Miami-based Davos Financial Group CEO David Osio was dealt another legal blow this week when Florida’s Third District Court of Appeal rejected his efforts to immunize various offshore financial entities from responsibility in a lawsuit filed by former Davos partners. The April 29 ruling rebuffs Osio’s latest attempt to distance himself from the U.S. courts in the suit, brought by former partners Rodrigo Fernandez and Andres Sotillo.
By upholding a trial court’s earlier denial of Davos’ motion to dismiss for lack of personal jurisdiction in Florida, the appeals court allows international bankers Fernandez and Sotillo to proceed with their 2011 fraud lawsuit against Osio and the Davos Group. Fernandez and Sotillo were ousted from a partnership interest in Davos in 2010 when they learned of a number of improper actions that Osio had taken. Osio has also been dogged by allegations of wrongdoing in other jurisdictions.
Osio tried to deflect responsibility to his mother, Isabel Cecilia Montiel de Osio, claiming that the partnership assets were part of an offshore trust that was set up to benefit her. He alleged that she had loaned money to various Davos Group financial services companies but was unable to specify to which companies and in what amounts.
Several Davos companies moved to dismiss the lawsuit, claiming that they were exclusively foreign and had no contacts with the State of Florida. However, evidence discovered and shown to the trial court proved that all the entities were controlled and directed from Miami. Osio himself testified that he controlled the trust and its constituent entities and that he could do whatever he wanted with the companies and their assets, including granting himself a loan to purchase a luxury apartment in Paris.
“The evidence in the record overwhelmingly showed that the offshore entities in the Davos Group were foreign in name only,” said Diaz Reus partner Brant Hadaway, who argued the case in both the trial and appellate courts. “Osio and his right-hand person, group comptroller Naemar Beltran, also a defendant in the lawsuit, orchestrated everything from an office in Coconut Grove, right across the street from Miami City Hall. These companies are no more ‘foreign’ than I am.”
Diaz Reus partner Gary Davidson added, “One of the companies is an Antigua bank that first came to court saying, under oath, that it did no business in Florida. But that turned out to be completely untrue – the bank had millions of dollars in mortgages on South Florida real estate, despite not having registered to do business in Florida, and every key decision was made from Miami.”
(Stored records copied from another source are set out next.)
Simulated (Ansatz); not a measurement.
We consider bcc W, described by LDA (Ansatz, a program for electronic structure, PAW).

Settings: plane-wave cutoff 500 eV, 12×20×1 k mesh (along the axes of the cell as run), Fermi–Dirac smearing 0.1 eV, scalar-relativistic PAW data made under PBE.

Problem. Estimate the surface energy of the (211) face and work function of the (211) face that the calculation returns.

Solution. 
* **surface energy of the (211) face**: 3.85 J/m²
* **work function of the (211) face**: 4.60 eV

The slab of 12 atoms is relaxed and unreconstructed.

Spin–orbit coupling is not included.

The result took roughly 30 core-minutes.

“It was incredible,” said Hadaway. “As a witness for the bank, they produced an employee from Antigua who had no idea what was going on. She didn’t even know who the bank’s customers were. And of course she didn’t know; she was in Antigua. The decisions were being made here, in Miami.”
“The fact that the appellate court affirmed without an opinion strongly indicates that the panel saw this as an open and shut case,” said Hadaway. “The next step will be to depose Mr. Osio’s mother, who is also a defendant in the case. A motion to compel her deposition has been filed.”